I judge our backs within the context of what's available to them on the play. So I may applaud them for getting a hard 2 when everyone else is angry at them and I will excoriate them if they have a clean hole and one man to beat and go down easily to a leg graze. I don't just look at their stat line - good or bad. Or generalize: "Well, our OL is bad so anything they do is fine." I just watch the play. What was available to them? Did they add value, detract or break even?
Right now our RBs aren't maximizing anything. The few times there was something there, they did zero to make KU pay. Special or even pretty good RBs turn 7 into 17 and sometimes 70.

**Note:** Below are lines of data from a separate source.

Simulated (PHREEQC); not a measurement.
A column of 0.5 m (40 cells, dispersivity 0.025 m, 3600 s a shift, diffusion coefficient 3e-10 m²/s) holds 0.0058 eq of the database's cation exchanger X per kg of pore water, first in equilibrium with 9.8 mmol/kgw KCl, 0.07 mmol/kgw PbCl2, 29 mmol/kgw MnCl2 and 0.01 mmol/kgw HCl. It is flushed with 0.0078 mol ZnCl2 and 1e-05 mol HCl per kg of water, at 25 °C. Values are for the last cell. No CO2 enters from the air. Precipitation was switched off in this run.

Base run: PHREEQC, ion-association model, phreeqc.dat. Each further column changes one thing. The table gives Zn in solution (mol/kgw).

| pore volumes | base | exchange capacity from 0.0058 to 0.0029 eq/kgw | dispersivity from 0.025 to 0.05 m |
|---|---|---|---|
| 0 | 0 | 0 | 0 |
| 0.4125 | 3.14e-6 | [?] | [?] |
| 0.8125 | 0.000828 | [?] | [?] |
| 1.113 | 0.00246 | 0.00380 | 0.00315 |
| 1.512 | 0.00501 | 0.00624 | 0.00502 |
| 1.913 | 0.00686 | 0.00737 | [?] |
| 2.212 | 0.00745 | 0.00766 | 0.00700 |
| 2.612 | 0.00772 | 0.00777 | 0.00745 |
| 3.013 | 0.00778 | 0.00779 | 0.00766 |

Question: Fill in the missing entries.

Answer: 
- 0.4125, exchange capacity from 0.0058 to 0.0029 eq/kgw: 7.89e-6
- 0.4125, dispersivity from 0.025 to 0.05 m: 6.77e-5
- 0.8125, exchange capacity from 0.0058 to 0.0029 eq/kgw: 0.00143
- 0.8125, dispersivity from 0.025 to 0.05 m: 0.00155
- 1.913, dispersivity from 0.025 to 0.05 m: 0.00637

As long as I've written about football, I've been of the "Few Backs Are Special, Most Are Commodities Reliant On Other Factors" camp. Over time, I think most NFL GMs have come over to my camp (and learned the hard way). I've seen special backs at Texas mind you - Campbell, Metcalf, Williams, Charles...maybe Cedric Benson - and I can assure you that our guys are safely outside of that category, no matter how bad the OL is from play to play. We don't have bell cows we can build an offense around.
WR
I think they're the brightest spot on the offense, but they have so many governors on their engine, it's tough to assess their true value. Harris, Johnson and Shipley are a pretty good college trio and it's clear we're trying to bring Joe and Foreman along. The value we extract here will be in direct relationship to how the QB and OL develop.
Conclusion
In terms of pure importance and replacement value, the four most important players on our offense were Ash, Espinosa, Estelle and Harrison. Daje Johnson was our biggest X factor. Losing all five pretty much guarantees what we're seeing now.
The way out of it is going to be a brutal hard slog. And it's not guaranteed.